As a writing teacher, I struggle with my students' struggles with revision. Too often, many of them think that revision is a matter of fixing the commas (which are of course the most important aspect of writing, followed closely by the semicolon). Every year, I point out the parts of the word, leading some brave soul to note that revision means "to see again," and, eventually, a few of them get it. Today, I had my own experience with revision.
A confession: I tend to be disorganized with objects (with the fortunate exception of student papers, which I have managed never to lose). Walking from someone else's office to mine, whatever was in my hand can vanish, even if I don't stop anywhere. Whenever we host a social gathering, the last minute scooping-up-of-stuff leads to something semi-important vanishing, at least for a while. Yesterday, sorting through boxes of scooped-up things from the last pre-sabbatical gathering, I found the good binoculars, the ones I wanted but didn't have for all the hiking I did on sabbatical. They had, of course, been in the plant window overlooking the bird feeders all last summer, but instead of going into the box of field guides that went with me to Toledo, they were buried in the guest-room closet with miscellaneous things from that corner of the living room. Sigh.
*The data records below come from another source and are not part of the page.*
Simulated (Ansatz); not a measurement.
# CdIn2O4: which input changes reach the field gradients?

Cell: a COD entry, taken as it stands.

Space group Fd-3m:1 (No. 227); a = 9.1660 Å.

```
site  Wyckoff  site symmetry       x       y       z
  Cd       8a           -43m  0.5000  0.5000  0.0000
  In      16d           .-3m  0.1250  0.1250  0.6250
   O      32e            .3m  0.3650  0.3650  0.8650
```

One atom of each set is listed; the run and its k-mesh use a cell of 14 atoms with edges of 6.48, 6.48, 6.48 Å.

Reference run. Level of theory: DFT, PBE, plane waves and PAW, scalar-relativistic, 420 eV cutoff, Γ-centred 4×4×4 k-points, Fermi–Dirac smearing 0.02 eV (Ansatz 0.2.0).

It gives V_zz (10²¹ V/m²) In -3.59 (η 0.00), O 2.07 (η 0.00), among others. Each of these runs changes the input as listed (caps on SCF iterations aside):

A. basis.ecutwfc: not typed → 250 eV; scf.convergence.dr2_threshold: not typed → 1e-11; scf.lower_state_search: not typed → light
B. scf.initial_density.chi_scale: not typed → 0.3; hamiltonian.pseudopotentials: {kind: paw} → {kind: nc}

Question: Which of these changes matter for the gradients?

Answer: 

Not having had decent optics for a while, I of course had to try them out, and the feeders were busy at that moment with a titmouse, a chickadee, a female cardinal, and something I couldn't quite identify, an LBB with a lot of red. My first tentative ID was house finch, but the binoculars revealed such intricate markings that I thought the bird had to be something less common, perhaps something I'd never seen before.
This little bird had a red head and a light but noticeable white line leading back from the eye and a half-ruff around its throat. The belly bore streaks of rich brown and white, and the wings were distinctly barred in the same colors. They revealed a red patch at the base of the tail as the bird fluttered around the safflower seed feeder. He (no female songbirds around here carry that much red) was so gorgeous that I had to stand and watch until he flew away.
A check of my trusty Peterson field revealed that my first thought was correct: this little guy was a house finch, one of the Western migrants now common all over the East. It had been so long since I had really looked at one, though, that I had forgotten how beautiful this common bird is. Note to self: take more time for revision.